# Chocoholics?



## mosesbotbol (Sep 21, 2005)

Anyone out there a chocoholic? What's your favorite brands?

I like 70% cocoa solids and my favorite brands are: Frey and Weiss


----------



## Warhorse545 (Oct 16, 2005)

Not a big fan of the stuff myself. But then I do not eat ice cream either 

I might have some over the holidays and there was one brand I did not mind too much. Amedei I like the dark dark dark stuff like the 70% type cocoa. I guess because it is not as sweet.  Has a lady at work that got it in from time to time and she always saved a square for me. I think I got a bag of kisses some here in the back of the fridge that is at least 5 years old. Does it age like cigars????? :r

Ran across this site looking for that brand and you might find it interesting Mosesbotbol.

http://www.chocolatetradingco.com/mainpage.asp

Stacey


----------



## oddball (Feb 14, 2006)

I like Scharfefen Berger cholcolate; 62% for "high-end" eating, 70% for baking.

Hersheys and See's candy for my occasional snacking.


----------



## dayplanner (Dec 11, 1997)

I like hershey's with almonds


----------



## qwerty1500 (Feb 24, 2006)

Serious addict ... currently on the wagon. Plain ol M&Ms and a local brand of chocolate ice cream. And, Little Debbie Swiss Cake Rolls ... I could eat a box at a time.


----------



## SeanGAR (Jul 9, 2004)

Chocolate is one of the four main food groups. The others are wine, cheese and bread.


----------



## Millow (Dec 30, 2005)

qwerty1500 said:


> And, Little Debbie Swiss Cake Rolls ... I could eat a box at a time.


Oh my god, those things are INTENSE. Someone on here sent me a box of those with some cigar (but I can't remember who...:sl ) and they are so delicious. I think their illegal here.


----------



## Stogiefanatic182 (Oct 28, 2005)

anything with chocolate I love. I like Hersheys and Ghiaradelli.


----------



## Cigar Jockey (Feb 12, 2006)

Tried the Hershey's 60%, seemed kinda gritty in texture?


----------



## dayplanner (Dec 11, 1997)

Forgot to say moonpies. Those things are so awesome it hurts.


----------



## TypeO- (Jan 4, 2006)

I love Lindt chocolates, not the variety you can buy here in the states. I picked up a few Lindt assorted chocolates several years ago in Europe. They were awesome. I haven't been able to find the same assortment in the states, even at the Lindt store in Raleigh.

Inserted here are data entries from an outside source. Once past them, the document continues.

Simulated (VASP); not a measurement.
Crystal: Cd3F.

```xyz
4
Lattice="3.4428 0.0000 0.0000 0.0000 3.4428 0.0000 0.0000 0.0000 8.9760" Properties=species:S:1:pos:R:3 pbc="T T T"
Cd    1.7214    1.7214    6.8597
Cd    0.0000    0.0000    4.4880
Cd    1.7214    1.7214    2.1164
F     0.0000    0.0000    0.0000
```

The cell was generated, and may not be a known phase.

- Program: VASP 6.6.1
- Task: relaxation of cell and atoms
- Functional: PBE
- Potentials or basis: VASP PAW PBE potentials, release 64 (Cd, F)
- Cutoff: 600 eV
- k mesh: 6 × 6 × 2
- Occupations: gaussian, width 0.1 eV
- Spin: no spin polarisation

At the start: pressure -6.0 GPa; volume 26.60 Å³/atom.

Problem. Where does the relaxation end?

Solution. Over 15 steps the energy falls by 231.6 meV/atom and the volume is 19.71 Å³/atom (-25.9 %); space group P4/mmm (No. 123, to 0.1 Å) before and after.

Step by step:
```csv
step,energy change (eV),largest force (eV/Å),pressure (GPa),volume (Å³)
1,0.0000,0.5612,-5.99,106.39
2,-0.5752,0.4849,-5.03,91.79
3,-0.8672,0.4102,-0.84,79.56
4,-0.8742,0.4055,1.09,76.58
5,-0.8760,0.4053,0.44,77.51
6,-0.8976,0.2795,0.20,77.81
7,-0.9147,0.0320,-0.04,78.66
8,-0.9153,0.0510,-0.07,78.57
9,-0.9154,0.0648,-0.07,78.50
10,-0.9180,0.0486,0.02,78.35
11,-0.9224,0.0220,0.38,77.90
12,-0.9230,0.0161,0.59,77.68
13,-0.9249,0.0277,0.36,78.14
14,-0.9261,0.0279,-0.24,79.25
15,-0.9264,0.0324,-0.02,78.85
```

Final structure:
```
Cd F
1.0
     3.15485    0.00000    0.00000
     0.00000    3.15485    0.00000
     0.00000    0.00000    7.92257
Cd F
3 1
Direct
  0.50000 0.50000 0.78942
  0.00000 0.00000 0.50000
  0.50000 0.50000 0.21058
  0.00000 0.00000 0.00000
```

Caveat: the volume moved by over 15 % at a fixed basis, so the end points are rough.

As far as domestic chocolate goes, I'd have to say See's. I'd highly recommend them. They are a little expensive, but way worth it if you are a chocoholic. My favorites are the light and dark chocolate truffles.


----------



## mosesbotbol (Sep 21, 2005)

TypeO- said:


> I love Lindt chocolates, not the variety you can buy here in the states. I picked up a few Lindt assorted chocolates several years ago in Europe.


You're right on that one, Lindt from CH is totally different than the stuff we get here. Somehow, chocolate manufacturers think the US has a different taste than CH. There's a ton of Lindt stores around Boston and I am not a big fan. Trader Joe's has good chocolate made in a few different countries. When I go to CH, I stock up and when my cousin comes here, I have him bring me some chocolates, and of course cigars ;-)


----------



## TypeO- (Jan 4, 2006)

mosesbotbol said:


> You're right on that one, Lindt from CH is totally different than the stuff we get here.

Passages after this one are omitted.